UBS has lost its CEO, Peter Wuffli; though his ally, chairman Marcel Ospel, wanted to step down in his favour, the board said no. So Ospel (who's 54) is staying at his desk for another three years, deputy CEO Marcel Rohner has been moved up to CEO, and Wuffli has left.
Felix Salmon is dissatisfied:
There are three big questions here. Firstly, if UBS has "systematic management succession planning," what on earth is the CEO doing relinquishing all his duties overnight in what is clearly a surprise announcement?
Secondly, if the board of directors holds its chairman in so little regard that it is happy to overrule him on something as big as this, why do they want him to serve for another three-year term?
And thirdly, is firing a 49-year-old CEO really the best way to "institute generational change"?
Answers: first, UBS did have a systematic succession plan (Ospel out, Wuffli up); the board just didn't like it. Second, good question. Obviously Ospel has redeeming qualities - for one, clearly, the ability to knuckle under and do what the board tells him rather than resigning. Third... well, third isn't too important - Rohner is 42 years old. Does that count as a generational shift? More important is the ultimate successor for Ospel. He'll be at least 57 at the end of his next term; if Rohner moves up, that'll be a real shift.

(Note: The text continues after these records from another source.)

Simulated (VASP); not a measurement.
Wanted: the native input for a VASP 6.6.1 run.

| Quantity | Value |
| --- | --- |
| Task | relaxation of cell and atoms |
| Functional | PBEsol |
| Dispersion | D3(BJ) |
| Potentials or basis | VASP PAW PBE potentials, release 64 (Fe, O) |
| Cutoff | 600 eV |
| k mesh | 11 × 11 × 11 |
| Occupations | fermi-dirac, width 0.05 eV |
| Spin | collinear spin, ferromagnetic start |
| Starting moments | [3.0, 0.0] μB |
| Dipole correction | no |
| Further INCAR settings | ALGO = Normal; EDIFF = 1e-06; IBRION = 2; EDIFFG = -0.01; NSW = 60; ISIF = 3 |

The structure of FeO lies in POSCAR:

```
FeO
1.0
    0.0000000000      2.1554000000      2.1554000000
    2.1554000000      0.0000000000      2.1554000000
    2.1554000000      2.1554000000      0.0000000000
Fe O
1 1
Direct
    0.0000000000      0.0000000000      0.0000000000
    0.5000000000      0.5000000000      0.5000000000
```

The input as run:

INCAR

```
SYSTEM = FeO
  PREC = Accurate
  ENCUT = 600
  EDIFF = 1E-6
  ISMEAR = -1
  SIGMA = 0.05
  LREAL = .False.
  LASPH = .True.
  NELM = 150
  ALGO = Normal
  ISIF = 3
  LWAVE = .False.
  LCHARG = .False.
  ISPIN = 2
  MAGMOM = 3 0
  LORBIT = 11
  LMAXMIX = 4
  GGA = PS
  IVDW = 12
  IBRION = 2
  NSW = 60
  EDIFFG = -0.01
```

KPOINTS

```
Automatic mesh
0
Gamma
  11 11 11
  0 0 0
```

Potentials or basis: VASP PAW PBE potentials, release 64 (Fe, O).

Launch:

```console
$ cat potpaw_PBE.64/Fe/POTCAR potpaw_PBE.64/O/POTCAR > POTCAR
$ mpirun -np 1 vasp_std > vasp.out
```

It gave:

The unanswered question is: Ospel made his succession/retirement proposal a year ago, and the board's only just turned it down. What's happened in that time to make Wuffli suddenly less appealling? The best candidate is the Dillon Read Capital Management failure. Salmon says this doesn't seem enough to fire Wuffli - and I tentatively agree - but the board could well see it as reason enough not to promote him. And Wuffli would then have had little option but to resign. Up or out.
Ironic, really. Ospel, who wanted to leave, is browbeaten into staying; Wuffli, who wanted to stay, is given the push. There is a literary precedent...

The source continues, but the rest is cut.